It would have been obvious to one of ordinary skill in the art, before the effective filing date of the claimed invention, to the vector permute logic of Adrian in view of Knowles to write its output registers in a single execution cycle as taught by Ando. One of ordinary skill in the art would have been motivated to make this modification because writing to destination registers in parallel is a known technique on the known device of a computer processor for outputting results of instructions and would yield the predictable result of reducing execution time with respect to the outputting being done in series. 

	Regarding claim 2, Adrian in view of Knowles and Ando teaches:
2. The method of Claim 1, wherein said permutation results comprise a first permutation result and a second permutation result (Adrian [0154] and Fig. 13: B3 and B4 in destination 1315 are first and second permutation results), and wherein said set of control signals comprises: 
a first signal operable to control said execution circuit to select a first set of data units from said plurality of data units for said first permutation result (Adrian [0154]: the index value selecting permute byte B3 is a first signal that controls the permute logic to select B3 from the plurality of data elements); and 
a second signal operable to control said execution circuit to select a second set of data units from said plurality of data units for said second permutation result (Adrian [0154] and Fig. 13: the index value selective permute byte B4 is a second signal that controls the permute logic to select B4 from the plurality of data elements).

	Regarding claim 3, Adrian in view of Knowles and Ando teaches:
3. The method of Claim 2, wherein said set of control signals further comprises a third signal indicating correspondences between each selected data unit comprised in a permutation result and a source operand in said set of source operands (Adrian [0153]-[0154: the least significant bits of the immediate is a third signal that indicates the correspondence between each selected data unit in the permutation result in destination 1315 and the source 1305).
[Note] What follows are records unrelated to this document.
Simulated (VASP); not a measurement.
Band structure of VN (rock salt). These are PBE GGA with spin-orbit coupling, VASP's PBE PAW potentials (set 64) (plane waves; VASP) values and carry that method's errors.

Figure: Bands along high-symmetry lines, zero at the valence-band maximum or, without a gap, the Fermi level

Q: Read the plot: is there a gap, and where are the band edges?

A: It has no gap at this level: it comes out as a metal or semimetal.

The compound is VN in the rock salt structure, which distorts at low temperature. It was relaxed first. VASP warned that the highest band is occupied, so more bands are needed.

	Regarding claim 4, Adrian in view of Knowles and Ando teaches: 
4. The method of Claim 1, wherein each data unit of said plurality of data units is a data byte (Adrian [0147]: the vector instruction permutes vector bytes)
	Adrian in view of Knowles and Ando, as currently mapped, does not teach:
wherein said set of source operands comprises two source operands, wherein each source operand comprises at least two data units, and wherein each of said permutation results comprises selected data bytes from both of said two source operands.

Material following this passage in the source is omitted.